Resource utilization and performance metrics for Cloudera AI Workbench
Understand how to access Cloudera AI Workbench and explore detailed information on Cloudera AI workloads, including infrastructure analysis for nodes, pods, namespaces, and more.
How to access the Cloudera AI Workbench
- Navigate to the Cloudera AI data service, and select the Cloudera AI Workbench from the workbench list.
- Navigate to the Cloudera AI summary page. In the Workbench Usage Analysis section, from the active workbenches list, click the workspace name link.

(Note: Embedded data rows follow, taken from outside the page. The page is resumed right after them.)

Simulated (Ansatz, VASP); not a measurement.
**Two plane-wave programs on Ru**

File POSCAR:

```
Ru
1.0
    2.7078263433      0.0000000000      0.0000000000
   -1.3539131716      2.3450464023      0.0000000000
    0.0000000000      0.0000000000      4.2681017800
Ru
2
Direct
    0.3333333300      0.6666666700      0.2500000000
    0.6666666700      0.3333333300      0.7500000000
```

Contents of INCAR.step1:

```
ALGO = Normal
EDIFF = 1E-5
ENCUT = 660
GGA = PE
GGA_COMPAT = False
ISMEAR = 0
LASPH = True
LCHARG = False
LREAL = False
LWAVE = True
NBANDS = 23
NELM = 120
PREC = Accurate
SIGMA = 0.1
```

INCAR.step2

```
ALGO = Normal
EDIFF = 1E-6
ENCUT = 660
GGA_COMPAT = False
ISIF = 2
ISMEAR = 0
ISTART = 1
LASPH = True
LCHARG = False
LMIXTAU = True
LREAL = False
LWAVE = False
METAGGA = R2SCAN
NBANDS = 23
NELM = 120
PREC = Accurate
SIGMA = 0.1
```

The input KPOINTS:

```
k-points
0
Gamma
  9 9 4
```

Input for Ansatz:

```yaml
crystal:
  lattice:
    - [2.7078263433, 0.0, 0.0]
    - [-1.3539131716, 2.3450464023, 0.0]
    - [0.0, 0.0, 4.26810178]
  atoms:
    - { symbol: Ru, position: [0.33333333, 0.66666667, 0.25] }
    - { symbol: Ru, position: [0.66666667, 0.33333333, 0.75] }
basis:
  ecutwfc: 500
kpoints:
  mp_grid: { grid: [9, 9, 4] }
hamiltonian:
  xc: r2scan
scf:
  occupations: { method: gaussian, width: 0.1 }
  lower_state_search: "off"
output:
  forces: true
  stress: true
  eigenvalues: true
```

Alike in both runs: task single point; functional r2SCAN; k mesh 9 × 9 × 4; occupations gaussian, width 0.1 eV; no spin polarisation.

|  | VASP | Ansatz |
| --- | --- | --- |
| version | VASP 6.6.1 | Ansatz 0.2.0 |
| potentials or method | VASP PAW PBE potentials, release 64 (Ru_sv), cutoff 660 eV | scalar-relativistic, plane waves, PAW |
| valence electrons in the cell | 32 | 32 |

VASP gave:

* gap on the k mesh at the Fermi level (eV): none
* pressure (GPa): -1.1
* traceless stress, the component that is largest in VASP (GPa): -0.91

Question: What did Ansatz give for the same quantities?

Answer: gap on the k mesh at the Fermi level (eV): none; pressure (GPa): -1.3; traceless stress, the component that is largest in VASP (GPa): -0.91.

How to select a time range
By default, displays workload data for the last 24 hours. You can select a different time range from the time range list. All charts and tables on the dashboard are updated to reflect the workload data for the selected period. For information about the time-range list options, see Specifying a time range.
How the workload performance metrics within the selected workbench are represented
- Total Cloudera AI WORKLOADS: A bar chart illustrates the aggregate count of total Cloudera AI workloads within the selected workbench, categorized by jobs, sessions, applications, and models. Each category is depicted by horizontal bars, with their values summed up. The highest value is prioritized at the top.
- FAILED Cloudera AI WORKLOADS: A bar chart visualizes the combined count of total Cloudera AI workloads and unsuccessful ones within the selected workbench, categorized by jobs, sessions, applications, and models. Each classification is represented by horizontal bars, aggregating their respective values. The highest count of failed workloads takes precedence at the top.
- AVERAGE SYSTEM BUSYNESS: A line chart displays the average consumption of resources for the selected workbench, illustrated as a percentage. This metric indicates whether you over-allocate or under-allocate resources to the selected workbench.
- Cloudera AI Workloads Execution Trends: A trend chart illustrates total and failed workloads according to the average system busyness time range.
- Usage Analysis: A bar chart displays an analysis of individual
workloads, projects, users, and teams within the workbench based on busyness metrics.
- Cloudera AI workloads: Lists top 25 workloads.
- Projects: Lists the projects to which the workload belongs.
- Users: Lists users running workloads based on namespaces.
- Teams: Lists the team if the workload is part of a project
that belongs to a team.
You can filter workloads, projects, users, and teams by the following categories to identify those with higher CPU, GPU, and memory usage: CPU Allocated, GPU Allocated, and Memory Allocated.
These insights help administrators understand which user and the project heavily consumes resources and takes system time. Accordingly, the administrator can monitor and manage projects.
How to analyze resource usage by nodes
- Total: Shows aggregated usage across the nodes, depicting total used and allocated values, with scale-up and scale-down actions indicated.
- Top 5 busiest: Displays the top five nodes that consumed more resources based on the busyness metrics, calculated based on the actual usage values, not the percentage.
- Bottom 5 busiest: Displays the bottom five nodes, calculated based on the actual usage values, not the percentage.
- Custom 5: Allows you to filter custom five nodes. Select five or less than five nodes and click Apply.
Resource utilization within the workbench
Evaluate how effectively computational resources are utilized within the workbench.
- CPU: Provides a historical view of CPU usage with individual workbench granularity. Hover over to view CPU usage in percentage and actual CPU usage compared to available CPU usage.
- GPU: Provides a historical overview of GPU usage at the node level. Hover over to see how much GPU core used compared to the allocated GPU cores.
- Memory: Provides a historical view of memory usage within the workbench. Hover over to view memory usage in percentage and memory used compared to available memory.
- GPU Memory: Provides a historical view of GPU memory usage at the node level. Hover over to view GPU memory usage in bytes and actual GPU memory used compared to the allocated GPU memory.
- Network: Offers a historical perspective on network activity, indicating the bytes received and transmitted over the network interface during processing. Hover over to view the number of bytes received by the selected workbench and the number of bytes transmitted by the workbench in a list form.
- Storage: Displays IOPS and Throughput (Hover over to view information on reads and writes in bytes/seconds).